In one of the film’s many violent exchanges, The Punisher kills one of Russoti’s men, who turns out to be an FBI informant. This later leads to a lot of guilt and soul-searching on the part of The Punisher. During the raid, he also sends Russoti into that glass crusher, which leaves the narcissistic criminal with a face that looks like something Dr. Frankenstein cooked up. His stitched-up face has bloody sores and a drooping eye. Now calling himself Jigsaw (not to be confused with the character in the five Saw movies), Russoti sets his sights on killing The Punisher, kidnapping the FBI informant’s wife and little daughter to use as bait.
To help him, Russoti springs his brother, known as Loony Bin Jim (Doug Hutchinson), from the mental institution where he has been locked up and tied down. Russoti later recruits an army of nasty-looking thugs to become his army in his war against The Punisher.
What follows is a long series of violent encounters as The Punisher leaves his subway tunnel lair to pick off Russoti’s cutthroat army. All the principal characters have short fuses and are quick to anger and react, cutting down whoever dares get in their way.
Director Lexi Alexander, a former female World Karate Kickboxing Champion who stayed in the United States on one of her tours in hopes of becoming a filmmaker, carries out the bloody encounters with a directness and occasional wit. At one point Loony Bin Jim blasts the heads off the dolls in a little girl’s bedroom. But the fun of this slaughter-fest lessens the longer the film goes on as the bodies pile up and the attacks begin to look increasingly similar and predictable, all leading up to the inevitable showdown between The Punisher and Jigsaw.

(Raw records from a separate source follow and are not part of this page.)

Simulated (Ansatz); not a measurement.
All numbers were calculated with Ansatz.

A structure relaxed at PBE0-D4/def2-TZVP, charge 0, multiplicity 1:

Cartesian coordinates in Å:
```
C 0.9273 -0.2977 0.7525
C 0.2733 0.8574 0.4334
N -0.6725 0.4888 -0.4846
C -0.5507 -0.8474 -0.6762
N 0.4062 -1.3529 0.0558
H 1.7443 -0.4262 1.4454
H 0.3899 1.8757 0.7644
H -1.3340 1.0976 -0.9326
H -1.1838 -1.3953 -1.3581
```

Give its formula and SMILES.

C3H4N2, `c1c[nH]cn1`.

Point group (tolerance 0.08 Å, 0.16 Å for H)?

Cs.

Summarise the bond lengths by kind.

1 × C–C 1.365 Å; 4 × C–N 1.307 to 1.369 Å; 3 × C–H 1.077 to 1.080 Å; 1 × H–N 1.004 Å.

That Stevenson is so distant that he doesn’t pull one into the film and on his side, is a major flaw. The Punisher: War Zone has all the violence of a video game but without the personal participation or the emotional investment. That most of the characters look like comic book figures doesn’t help make it any more involving. The film was written by Nick Santora and Art Marcum, who had written the screenplay for the hit Iron Man and was probably brought in to jazz up the plot and give it some wit. Good for him that he still has Iron Man under his belt for 2008. The Punisher: War Zone is destined to lie in the dust.